There has been a 15 per cent increase in smart TV ownership by industry professionals since 2012, according to the Smart TV Report by Philips uWand. However, despite steady growth, engagement rates are hampered by the inadequate user interface found on current smart TV models and the increasing dominance of second screen devices, the company claims.
The survey of US professionals working across the TV, telecommunications, and technology industries revealed that although 47 per cent now own a smart TV, and 96 per cent of those are connected to the internet, more than half (57 per cent) of respondents still use other devices to watch internet-based content. Of those unsatisfied with their current smart TV service, 40 per cent cited the user interface as the main reason why.
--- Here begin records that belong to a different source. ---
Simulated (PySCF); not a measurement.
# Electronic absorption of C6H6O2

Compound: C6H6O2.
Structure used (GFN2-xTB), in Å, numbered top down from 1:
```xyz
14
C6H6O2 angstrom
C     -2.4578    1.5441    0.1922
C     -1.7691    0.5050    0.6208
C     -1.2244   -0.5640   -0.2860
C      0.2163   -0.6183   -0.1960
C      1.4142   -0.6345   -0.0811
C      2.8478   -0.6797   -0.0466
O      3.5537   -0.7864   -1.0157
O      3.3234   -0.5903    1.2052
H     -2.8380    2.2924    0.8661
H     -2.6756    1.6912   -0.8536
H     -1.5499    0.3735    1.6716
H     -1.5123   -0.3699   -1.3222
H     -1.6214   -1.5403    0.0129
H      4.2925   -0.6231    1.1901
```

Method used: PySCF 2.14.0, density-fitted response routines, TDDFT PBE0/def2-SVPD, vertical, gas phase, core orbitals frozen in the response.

The research also looked at what percentage of their TV viewing time respondents spent accessing different smart TV services. The results reveal that while the use of catch up TV is on the rise, other services like gaming, internet browsing and watching video clips are gradually decreasing in popularity:
- Adoption of internet-based catch up services, such as Comcast’s Xfinity, increased by 13 per cent (from 48 per cent in 2012, compared to 61 per cent in 2014).
- Despite widespread adoption of social networking, the use of these services on smart TV decreased by 20 per cent (from 30 per cent in 2012 to 10 per cent in 2014).
- Time spend browsing the internet on smart TV decreased from 44 per cent in 2012, to 25 per cent in 2014.
- Gaming on smart TV also dropped by 16 per cent (from 28 per cent in 2012 to 12 per cent in 2014).
“Even though smart TV sales are on the rise, users are still turning to other devices to watch online content that is readily available on TV. But this does not represent a lack of interest,” said Navin Natoewal, general manager at Philips uWand. “As many viewers currently have to rely on button-based remotes instead of direct pointing control, it’s no surprise they prefer to use other devices for more complex smart TV services like gaming. The user experience is at the heart of service interaction, which explains this decline.”
Of those surveyed 92 per cent use a button-based remote to interact with their smart TV. Almost half described this experience as ‘poor’. However, industry professionals see strong potential in smart TV once issues with the user experience are resolved; 40 per cent of participants believe VoD to hold the most potential, while 10 per cent believe gaming is the future of smart TV.